Noted theologian and New York Times op-ed columnist Charles Blow wants you to know that if you think Jesus Christ is important to salvation, you’re a knuckle-dragging Neanderthal, as well as a minority:
In June, the Pew Forum on Religion and Public Life published a controversial survey in which 70 percent of Americans said that they believed religions other than theirs could lead to eternal life.
This threw evangelicals into a tizzy. After all, the Bible makes it clear that heaven is a velvet-roped V.I.P. area reserved for Christians. Jesus said so: “I am the way, the truth and the life: no man cometh unto the Father, but by me.” But the survey suggested that Americans just weren’t buying that.
And since we all know that truth is determined by majority vote, it looks like evangelicals must be wrong, at least in the mind of a snarky Times columnist.
So in August, Pew asked the question again. (They released the results last week.) Sixty-five percent of respondents said — again — that other religions could lead to eternal life. But this time, to clear up any confusion, Pew asked them to specify which religions. The respondents essentially said all of them.
And they didn’t stop there. Nearly half also thought that atheists could go to heaven — dragged there kicking and screaming, no doubt — and most thought that people with no religious faith also could go.
Thereby demonstrating that 65% of Americans either are not Christians or are Christians who are theologically and biblically illiterate. What’s your point?
One very plausible explanation is that Americans just want good things to come to good people, regardless of their faith. As Alan Segal, a professor of religion at Barnard College told me: “We are a multicultural society, and people expect this American life to continue the same way in heaven.”

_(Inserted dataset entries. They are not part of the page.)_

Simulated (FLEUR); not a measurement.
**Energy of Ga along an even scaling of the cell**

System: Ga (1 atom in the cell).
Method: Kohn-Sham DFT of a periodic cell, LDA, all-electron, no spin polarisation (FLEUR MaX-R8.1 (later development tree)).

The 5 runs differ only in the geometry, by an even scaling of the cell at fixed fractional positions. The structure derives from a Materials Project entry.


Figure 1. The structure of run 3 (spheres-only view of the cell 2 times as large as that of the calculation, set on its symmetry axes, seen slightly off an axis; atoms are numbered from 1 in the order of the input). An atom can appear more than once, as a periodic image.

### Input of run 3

And he says that like it’s a good thing. I like living in America just fine, but I’d like to think heaven will be a bit better than that. Blow, by the way, is a typically liberal Times columnist who normally doesn’t have much good to say about life in these United States. If heaven is like present-day America, presumably Blow will spend eternity criticizing God for not living up to his (Blow’s) ideals.
He explained that in our society, we meet so many good people of different faiths that it’s hard for us to imagine God letting them go to hell. In fact, in the most recent survey, Pew asked people what they thought determined whether a person would achieve eternal life. Nearly as many Christians said you could achieve eternal life by just being a good person as said that you had to believe in Jesus.
See previous comment re: illiteracy.
Also, many Christians apparently view their didactic text as flexible. According to Pew’s August survey, only 39 percent of Christians believe that the Bible is the literal word of God, and 18 percent think that it’s just a book written by men and not the word of God at all. In fact, on the question in the Pew survey about what it would take to achieve eternal life, only 1 percent of Christians said living life in accordance with the Bible.
Ditto on the 18%. I must confess that I have no clue what that last item actually means.
Now, there remains the possibility that some of those polled may not have understood the implications of their answers. As John Green, a senior fellow at the Pew Forum, said, “The capacity of ignorance to influence survey outcomes should never be underestimated.” But I don’t think that they are ignorant about this most basic tenet of their faith. I think that they are choosing to ignore it … for goodness sake.
And this is what this is all leading up to: lots of Christians are deliberately choosing to ignore important teachings of their faith, important elements of what it is that makes them Christians, and that’s a good thing, at least in the pages of the New York Times.